James Thew - Fotolia
Invoke these 3 commandments of microservice applications
Unlock a microservice app's potential with a three-pillared approach centered on a thorough component directory, absolute service flexibility and reliable backwards compatibility.
When organizations develop microservice applications, developers do not write and provision the entire app all at once. Instead, they combine collections of functional components as needed to facilitate particular functions. This difference means an organization can update processes far more easily than it could through a monolithic enterprise application.
However, the benefits of this development approach don't come automatically. To introduce microservices and manage microservice applications effectively, organizations need to focus on three major areas of their development architecture: their component directory, the flexibility of their services and their ability to maintain backwards compatibility.
Comprehensive directories
First developers need access to a comprehensive directory of available functional components throughout the entire development process. This directory should contain available private functions -- specifically those developed and supported in house -- as well as any cloud-provided functions. This directory should plug into the developers' tools, as well. Puppet, Jenkins, GitLab and Atlassian are examples of provisioning tools designed with this plug-in need in mind.
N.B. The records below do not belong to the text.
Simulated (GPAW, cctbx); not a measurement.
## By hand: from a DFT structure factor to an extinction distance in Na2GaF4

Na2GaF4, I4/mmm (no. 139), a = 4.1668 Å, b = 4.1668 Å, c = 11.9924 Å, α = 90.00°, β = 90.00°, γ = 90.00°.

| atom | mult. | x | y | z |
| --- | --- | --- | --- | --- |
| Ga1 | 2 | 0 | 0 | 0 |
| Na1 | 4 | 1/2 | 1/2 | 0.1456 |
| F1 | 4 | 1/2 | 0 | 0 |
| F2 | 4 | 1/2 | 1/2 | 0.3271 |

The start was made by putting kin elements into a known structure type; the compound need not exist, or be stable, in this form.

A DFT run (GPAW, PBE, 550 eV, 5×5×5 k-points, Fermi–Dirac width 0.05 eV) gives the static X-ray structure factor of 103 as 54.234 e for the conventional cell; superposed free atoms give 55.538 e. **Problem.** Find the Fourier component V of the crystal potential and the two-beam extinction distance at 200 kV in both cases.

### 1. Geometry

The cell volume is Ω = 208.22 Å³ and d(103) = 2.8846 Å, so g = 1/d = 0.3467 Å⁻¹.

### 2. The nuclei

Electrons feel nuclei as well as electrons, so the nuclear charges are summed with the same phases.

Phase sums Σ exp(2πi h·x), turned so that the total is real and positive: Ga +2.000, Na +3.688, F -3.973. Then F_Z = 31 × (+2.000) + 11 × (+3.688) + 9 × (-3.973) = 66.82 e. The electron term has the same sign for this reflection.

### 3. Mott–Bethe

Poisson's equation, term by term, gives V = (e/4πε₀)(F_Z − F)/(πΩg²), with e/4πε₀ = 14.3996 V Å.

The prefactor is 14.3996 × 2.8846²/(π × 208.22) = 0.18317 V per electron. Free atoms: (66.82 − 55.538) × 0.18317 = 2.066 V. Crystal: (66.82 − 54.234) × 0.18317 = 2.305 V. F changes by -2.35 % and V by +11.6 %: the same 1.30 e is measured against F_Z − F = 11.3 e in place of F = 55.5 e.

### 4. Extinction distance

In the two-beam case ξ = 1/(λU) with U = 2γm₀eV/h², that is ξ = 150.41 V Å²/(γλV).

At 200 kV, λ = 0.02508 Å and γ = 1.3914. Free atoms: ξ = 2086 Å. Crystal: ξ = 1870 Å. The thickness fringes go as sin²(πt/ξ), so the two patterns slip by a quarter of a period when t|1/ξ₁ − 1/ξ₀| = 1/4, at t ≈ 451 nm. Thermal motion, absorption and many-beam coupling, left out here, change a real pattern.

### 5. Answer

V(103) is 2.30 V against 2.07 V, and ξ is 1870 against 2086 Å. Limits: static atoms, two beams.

Developers also need a way to pull all their desired components together in the right place at the right time. This demand means that they also need full orchestration capabilities. While many provisioning tools have a comprehensive amount of built-in orchestration features, organizations may still want to consider orchestration-focused tools like Kubernetes or Jenkins.
Untethered flexibility
Complete flexibility is a must-have for microservice applications. If an organization takes a bunch of functional components and hard-wires them together, they are not necessarily any better off than when they used monolithic enterprise applications. What they really need is the capability to switch modules in and out as required. This capability would allow them to replace one chunk of functionality with a new one whenever needed, without the need for recompilations or massive retro-testing.
However, the microservices need to be stateless if developers wish to achieve complete flexibility. Another stipulation also exists: Any directories that point to a microservice need to understand how to transmit requesting calls and deal with incoming response data. These stipulations also mean that an incredibly high level of responsibility is put on microservice application developers to ensure that they support open standards and standardized APIs in order to make their microservices accessible to other development and testing teams.
Reliable backward compatibility
Service reuse comes with another liability: If a microservice changes, it can impact tens or even hundreds of other composite applications. Developers must make sure to devise a reliable plan for backward compatibility as they cultivate their microservices. Again, orchestration is the key. An effective orchestration tool like Kubernetes should allow developers to identify all the dependencies that surround the microservice, and check for any inconsistencies.